The Islamic Courts were close to taking on the warlords when 9/11 put their campaign on hold. After the fall of the Taliban in Afghanistan, the Islamists laid low, for fear of being the next target in the war on terror. Rumors began circulating that the warlords had won backing from the U.S.

In the past few months, as the fighting between the Islamists and warlords has grown, Islamic leaders, members of Somalia's transitional government and Somalia watchers such as the International Crisis Group's John Prendergast have claimed that the U.S. is paying the warlords. The U.S. has not confirmed or denied the reports. (See the May 17 Washington Post story on U.S. ties to the warlords.)
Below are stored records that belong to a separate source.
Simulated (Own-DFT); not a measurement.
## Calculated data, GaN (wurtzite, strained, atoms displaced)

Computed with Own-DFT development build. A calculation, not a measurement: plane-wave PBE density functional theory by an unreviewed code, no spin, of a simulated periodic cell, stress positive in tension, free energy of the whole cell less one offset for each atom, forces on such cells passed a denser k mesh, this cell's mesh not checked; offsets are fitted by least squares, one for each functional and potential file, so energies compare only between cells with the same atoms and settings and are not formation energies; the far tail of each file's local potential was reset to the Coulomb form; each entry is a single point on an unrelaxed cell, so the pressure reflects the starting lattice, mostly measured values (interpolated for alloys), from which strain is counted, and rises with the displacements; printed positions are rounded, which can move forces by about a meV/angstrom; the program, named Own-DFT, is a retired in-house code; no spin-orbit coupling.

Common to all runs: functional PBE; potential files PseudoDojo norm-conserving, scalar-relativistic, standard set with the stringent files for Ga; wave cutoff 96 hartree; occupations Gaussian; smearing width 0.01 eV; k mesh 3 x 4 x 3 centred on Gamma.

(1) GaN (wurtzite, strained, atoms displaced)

In his letter, Sheikh Sherif argues that the warlords have duped the U.S. government for its own gain. "The present conflict has been fueled by the wrong information given to the U.S. Government by these warlords," he writes. "Their expertise is to terrorize people and they were able to use it and terrorize the American government by misinforming them about the presence of terrorists in Somalia."

Despite U.S. concerns, there are real differences between Somalia and Afghanistan under the Taliban. While Somalis are Muslim, many are secular in outlook and would fight against the strict imposition of shari'a law. The coalition of groups who forced the warlords out of Mogadishu is also far from homogenous — and may fall apart now that the common enemy is banished. Privately some U.S. State Department officials focused on Somalia have questioned whether there is any link between Mogadishu's Islamic leaders and Al Qaeda.

Still, the parallels to the Taliban are obvious. Both groups swept to power under the banner of religion. Both promised to end the anarchy and bloodshed of the regimes they ousted. And both argue that Islam is the answer to their societies' problems. At a rally of hundreds of people in Mogadishu Tuesday, Sheikh Sherif said that the Islamic struggle in Somalia would continue "until we get the Islamic state."

So it is possible that Somalia's Islamic leaders may try to impose a hardline-style Islam on Mogadishu. Because the city has been off limits to most reporters and diplomats, it is difficult to tell what plans Mogadishu's new mayors have for the capital or the country beyond. In the letter Sheikh Sherif dismisses concerns that they "intend to establish an anti-U.S. and Western government in Somalia. This is not true. Such an agenda is against our objectives and goals since this would contradict our wish for there to be a peaceful Somalia."